Every town has its own mysteries, often related to historic sites and forgotten with time. But sometimes these old stories return to see the light of day once again.

Every town has its own mysteries, often related to historic sites and forgotten with time. But sometimes these old stories return to see the light of day once again.

Weyburn's historic Powell House is one of many century homes on South Hill, just down the street from two well-known landmarks, Moffat House and Eaglesham Manor. The Powell House is the only one of these houses on the Crocus Tour, which was inspired by Weyburn native W. O. Mitchell's "Jake and the Kid" series.

Many people do not know the history of this local landmark, but that may be about to change if local artist Jan Keating has anything to say about it. She has been digging into the history of Sarah Powell, who was born and raised in the home of her namesake, and is passing her passion for Weyburn's history to her daughter Trenna, an actress/playwright now living in Toronto.

"Trenna, my daughter, has written a couple of plays and she's working on this project right now," said Keating.

Trenna's plays get noticed, according to Keating. Her first play, written while attending the University of Regina, has been used as a learning tool at her alma mater, as well as the Universities of Saskatchewan and Toronto. "Valentine's Day at Bathurst Station" has been submitted to the Saskatchewan Playwrights Centre and Trenna is working on having it published.

Her next project will reveal the plight of Sarah Powell. Born in 1908 to a family of six children, Sarah was educated at the Weyburn Collegiate before going to university. Sarah married Dr. Muhammad Fadil al-Jamali in 1933, an Iraqi, Arab, Muslim teacher who went on to become Iraq's Minister of Foreign Affairs, Prime Minister and the man who signed the United Nations charters on behalf of Iraq in 1945.

The couple met at Columbia University in New York City, where both were attending. They were married after Sarah accepted a position in Baghdad, teaching English, and later went on to head the English Department at Queen Alia College in Baghdad. The couple had three sons, one of which was mentally challenged after encephalitis arrested his development.

Following a military coup in 1958, Jamali was imprisoned and condemned to death, fortunately the sentence was not carried out and he was released in 1961, but not before writing "Letters on Islam, Written by a Father in Prison to his Son" published in 1965.

Keating said she was intrigued by this story of a Weyburn woman in a foreign country, the wife of an overthrown prime minister.

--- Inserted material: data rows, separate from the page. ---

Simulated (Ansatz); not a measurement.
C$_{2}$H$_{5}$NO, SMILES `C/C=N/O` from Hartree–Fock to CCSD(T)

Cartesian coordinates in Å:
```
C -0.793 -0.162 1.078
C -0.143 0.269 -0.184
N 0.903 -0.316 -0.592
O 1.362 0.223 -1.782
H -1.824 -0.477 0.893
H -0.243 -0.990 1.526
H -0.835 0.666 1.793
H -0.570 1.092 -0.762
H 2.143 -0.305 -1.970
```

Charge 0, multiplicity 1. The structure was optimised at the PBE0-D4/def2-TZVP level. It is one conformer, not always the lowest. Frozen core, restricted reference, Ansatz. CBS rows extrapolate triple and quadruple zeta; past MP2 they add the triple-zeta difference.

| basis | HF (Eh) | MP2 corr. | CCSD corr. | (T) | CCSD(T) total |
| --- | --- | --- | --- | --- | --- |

"What interested me was thinking about this Weyburn girl with three sons, one mentally challenged. I think that was pretty scary for her, being in a foreign country alone, with her husband in jail," said Keating.

Keating has located the book written by Sarah's husband but continues to search for Sarah's book, "The Story of Laith and His Life after Encephalitis."

Keating said she hopes that her daughter's play will shine a light on Sarah Powell's story and hopes that one day it will be performed for a Weyburn audience.

"I think local history out there is being lost," said Keating. "I think that our youth need to know about the history of Weyburn and the people that made an impact during their time."

"The Powell family is from one of our heritage homes, their story is unique and no one was paying attention to it."

Another local historical landmark that has received little public attention is the site of Weyburn's first cemetery, a place where the bodies of local pioneers still lie, with no individual markers to denote their final resting place.

Little is known about the history of the Mountain View Pioneer Cemetery due to a fire that destroyed the cemetery's records. All that remains visible is a stone monument, listing about 60 names of some of the people buried there.

Former local Ian Horstmeier remembers the day that the City trucks came to remove the dilapidated grave markers, but even he is fuzzy about the details, despite growing up next door to the cemetery.

"I was awful young when they moved the bodies, but I do remember seeing trucks and digging," said Horstmeier. "It was in the mid-1970s."

Currently Horstmeier is living in Regina but he is renovating the home that his father Heinz built in the 1960s, in order to move back into his childhood home. Though he has heard the rumours for years that his house on Government Road is haunted, he claimed that he has not seen any evidence of this.

"Maybe it's the proximity of the cemetery, but I haven't noticed anything unusual."

Local mysteries can be easily discovered. It just requires a little "digging" for the truth.